Friday, 1 April 2016

Around the locality

I have been hammering the local fields around my patch in the hope of an early Wheatear, but so far have drawn a blank. I was however pleased to see that last years breeding Tree Sparrows are back in residence. I had taken the spotting scope on this walk as I was also scanning hedgerow tops for Corn Bunting. 

Plenty of Yellowhammers, which I'm always pleased to see, but the small Corn Bunting flock I observed on occasions through the winter has now dispersed. I expected to see some individuals calling from favored perches proclaiming their territory in the early sunshine. Maybe it's still a little too cold? I expect to see them soon. 

I put the scope to use and attached my camera to try and get some pictures of the Tree Sparrows without getting to close and spooking them. 

Later in the week while out enjoying some sunshine, even though temperatures struggled to rise I was lucky enough to get close enough to a feeding Muntjac deer. I held my breath and hoped the shutter sounds from my camera wouldn't spook it. It hung around and I managed a few shots I am pleased with. 

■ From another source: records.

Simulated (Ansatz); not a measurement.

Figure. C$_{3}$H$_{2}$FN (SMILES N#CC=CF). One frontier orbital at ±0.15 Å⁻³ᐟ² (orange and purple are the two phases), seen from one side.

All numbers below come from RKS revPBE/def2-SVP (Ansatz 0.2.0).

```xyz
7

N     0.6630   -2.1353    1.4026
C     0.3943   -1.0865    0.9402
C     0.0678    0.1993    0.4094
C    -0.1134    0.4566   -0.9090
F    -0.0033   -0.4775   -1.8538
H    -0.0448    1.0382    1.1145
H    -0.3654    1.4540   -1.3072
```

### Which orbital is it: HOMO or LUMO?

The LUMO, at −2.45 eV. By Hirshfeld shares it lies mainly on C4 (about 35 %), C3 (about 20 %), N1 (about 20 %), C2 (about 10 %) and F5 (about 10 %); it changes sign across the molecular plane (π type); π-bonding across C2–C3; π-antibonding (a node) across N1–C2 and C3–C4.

Saturday mornings walk was cut short due to rain. Pete and I were checking an area we occasionally visit to see if Tree Sparrows are also breeding there. There are a few about, but not as many as in our other colony. I would like to think they may also breed here. Will have another look in better weather conditions. As a bonus, we saw our first local Hare of the year as it put some distance between us across the fields.

At some ungodly hour in the early hours of Sunday morning, I went to see if any badgers were about. I arrived in the dark and quietly made my way towards one of their favored areas. As soon as I entered the first field I heard some chattering coming from directly in front of me and only about 80 yards out. I slowly raised my binoculars (it’s amazing just how much more you can see in the dark using them) and there, still chattering away were two badgers rolling around play fighting in the field. They took turns chasing each other, like a game of badger tig, one would catch the other, they would roll about loudly chattering and then one would take off at full flight with the other in pursuit. I watched this until they got bored or too exhausted to carry on and they wandered off. I headed to another area I thought they may visit on their travels and set up the camera. I then took up a comfortable viewpoint downwind and waited to see what unfolded.

— The outcome was pretty poor. Nothing captured on camera and visibility down to a few feet in the darkness due to rain and low lying mist. I had another brief badger sighting, but it soon disappeared into the mist and gloom.  I gave it up as a bad job and headed back home for a much needed nap.